In the Prolegomena to Any Future Metaphysics we find an interesting statement made by Immanuel Kant (1724 – 1804) that opens up a dilemma that he refers to as “Hume’s Problem” (referring to the philosopher David Hume 1711 – 1776). It is here in the Prolegomena that Kant writes,
“I openly confess that my remembering David Hume was the very thing which many years ago first interrupted my dogmatic slumber and gave my investigations in the filed of speculative philosophy a quite new direction”
That’s interesting, Hume’s A Treatise of Human Nature was the catalyst that woke Kant from his “dogmatic slumber”. You might be thinking to yourself “what exactly does that mean”?
A very good question to be asking. The term “dogmatic” has taken on different meanings through out history. During Kant’s time it referred to a way of thinking that wasn’t grounded in the surety of empiricism or experiential; rather it was more speculative in nature. Kant was trained by a rationalist philosopher by the name of Christian Wolff (1679-1754) and for the most part he initially adopted much of Wolffs philosophy. So when Kant says that Hume woke him from his dogmatic slumber you come away with the idea that Kant was to a certain extent a rationalist interpreting reality through conceptual means such as logic and feeling pretty content with that. That is until Hume awoke him.
Moving on, I am going to attempt to pinpoint out of Hume’s philosophical corpus the main point of contention that Kant must respond to. In Hume’s work Enquiry Concerning Human Understanding we find a serious critique of one of the most fundamental claims of philosophy. Here Hume writes,
“Custom, then, is the great guide of human life. It is the principle alone, which renders our experience useful to us, and makes us expect, for the future, a similar train of events with those which have appeared in the past. Without the influence of custom, we should be entirely ignorant of every matter of fact, beyond what is immediately present to the memory and senses.”
Allow me to explain. Hume believed that experience was the bases for knowledge but he questioned causation. We typically think that event A caused event B because we observed it in the past. Hume says we have no basis for believing that the present will be like the past. When we see the subsequent event of A causing B it is a habit of thought or “custom”.

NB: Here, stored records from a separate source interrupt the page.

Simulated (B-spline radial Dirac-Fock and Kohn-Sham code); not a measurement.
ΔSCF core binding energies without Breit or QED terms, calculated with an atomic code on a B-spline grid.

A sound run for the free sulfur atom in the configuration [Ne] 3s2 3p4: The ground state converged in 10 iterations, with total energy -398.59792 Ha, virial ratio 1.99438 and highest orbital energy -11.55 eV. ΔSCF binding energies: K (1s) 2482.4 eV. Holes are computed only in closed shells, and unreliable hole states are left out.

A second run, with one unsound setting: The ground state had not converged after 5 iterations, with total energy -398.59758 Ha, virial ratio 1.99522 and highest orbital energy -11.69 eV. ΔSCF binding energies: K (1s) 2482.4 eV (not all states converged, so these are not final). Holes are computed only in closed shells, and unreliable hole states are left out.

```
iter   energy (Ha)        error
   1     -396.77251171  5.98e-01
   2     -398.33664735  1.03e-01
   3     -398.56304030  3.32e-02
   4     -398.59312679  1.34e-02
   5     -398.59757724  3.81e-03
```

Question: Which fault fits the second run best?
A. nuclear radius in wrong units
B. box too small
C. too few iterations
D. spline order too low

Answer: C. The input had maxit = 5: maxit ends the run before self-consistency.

Going back to Kant. As I stated above Kant understands there is a problem with a purely rationalistic outlook on knowing and thus allows for experience in knowing. However, what Kant questions in Hume is the notion that causation is objectively vacuous. This in a nut shell is “Hume’s problem.” For Kant Hume is correct in his empiricism but his understanding of causation leads to a form of skepticism that Kant rejects.
Kant’s project is now laid out before him. What does one do if the claims of a pure rationalism or the claims of a pure empiricism are insufficient? You end up adopting a mixture of the two. That is exactly what Kant has done.